In calculating the index, price changes for the various items in each location are averaged together with weights, which represent their importance in the spending of the appropriate population group. Local data are then combined to obtain a U.S. city average. For the CPI-U and CPI-W separate indexes are also published by size of city, by region of the country, for cross-classifications of regions and population-size classes, and for 27 local areas. Area indexes do not measure differences in the level of prices among cities; they only measure the average change in prices for each area since the base period. For the C-CPI-U data are issued only at the national level. It is important to note that the CPI-U and CPI-W are considered final when released, but the C-CPI-U is issued in preliminary form and subject to two annual revisions.

The index measures price change from a designed reference date. For the CPI-U and the CPI-W the reference base is 1982-84 equals 100.0. The reference base for the C-CPI-U is December 1999 equals 100. An increase of 16.5 percent from the reference base, for example, is shown as 116.5. This change can also be expressed in dollars as follows: the price of a base period market basket of goods and services in the CPI has risen from $10 in 1982-84 to $11.65.

Introduction to ACCRA
The ACCRA Cost of Living Index is the most reliable source of city-to-city comparisons of key consumer costs available anywhere. ACCRA COLI data is recognized by the U.S. Census Bureau, US Bureau of Labor Statistics, CNN Money, and the President's Council of Economic Advisors. Our data and methodology are described in detail and completely transparent to users. Both data and methodology are reviewed by an Advisory Board composed of academic researchers and government officials. The ACCRA Cost of Living Index is referenced in the US Census Bureau's Statistical Abstract of the US.

The ACCRA Cost of Living Index is designed to provide the best possible means to compare cost of living differences among urban areas based on the price of consumer goods and services appropriate for professional and managerial households in the top income quintile.

The Cost of Living Index rests on the premise that prices collected at a specified time, in strict conformance with standard specifications, provide a sound basis for constructing a reasonably accurate gauge of relative differences in the cost of consumer goods and services.

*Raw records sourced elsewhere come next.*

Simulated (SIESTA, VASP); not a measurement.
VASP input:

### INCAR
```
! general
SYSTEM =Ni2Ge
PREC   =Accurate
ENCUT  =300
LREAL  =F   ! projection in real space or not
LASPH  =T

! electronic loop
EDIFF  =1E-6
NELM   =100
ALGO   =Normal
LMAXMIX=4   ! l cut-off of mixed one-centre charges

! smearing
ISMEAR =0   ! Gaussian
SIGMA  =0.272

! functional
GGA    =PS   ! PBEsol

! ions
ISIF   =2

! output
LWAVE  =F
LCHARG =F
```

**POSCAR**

Consumer expenditures cover an almost limitless range of goods and services, and no index of consumer buying can encompass all of them. Since we can’t price everything, what do we do? The standard approach, used in the ACCRA Index, is to divide consumer expenditures into categories, and then select items that represent those categories. The items used in the ACCRA Index thus are surrogates for entire categories of consumer spending. For this approach to work, price differences among urban areas for the items in the Index must accurately reflect differences for the categories they represent.
The ACCRA Cost of Living Index consists of six major categories: grocery items, housing, utilities, transportation, health care, and miscellaneous goods and services. These major categories in turn are composed of subcategories, each of which is represented by one or more items in the Index. Separate component indexes are published for each of the six major categories. We’re not concerned with the extent to which consumers actually purchase the individual items in the Index. The 60 items have been chosen solely to show interarea price differences in the categories they represent. What’s important, in calculating the Index, is the ratio of an urban area’s average price to the average price of the same item nationwide. When we use a pound of whole frying chicken to represent poultry products, we’re assuming that if an area’s price for this item is 10% above the nationwide average, its prices for poultry products as a whole also are about 10% above the nationwide average.

How much the ratio for each item contributes to the Index is determined by the distribution of consumer expenditures among the categories covered by the Index. The share of consumer spending devoted to the category each item represents determines that category’s importance, or weight, in the Index. The ACCRA Cost of Living Index Committee has adopted the weights based on data from the U.S. Bureau of Labor Statistics’ 2004 Consumer Expenditure Survey, using the data on the proportional distribution of expenditures by households in which the reference person has a professional or managerial occupation and by households in the upper quintile of income.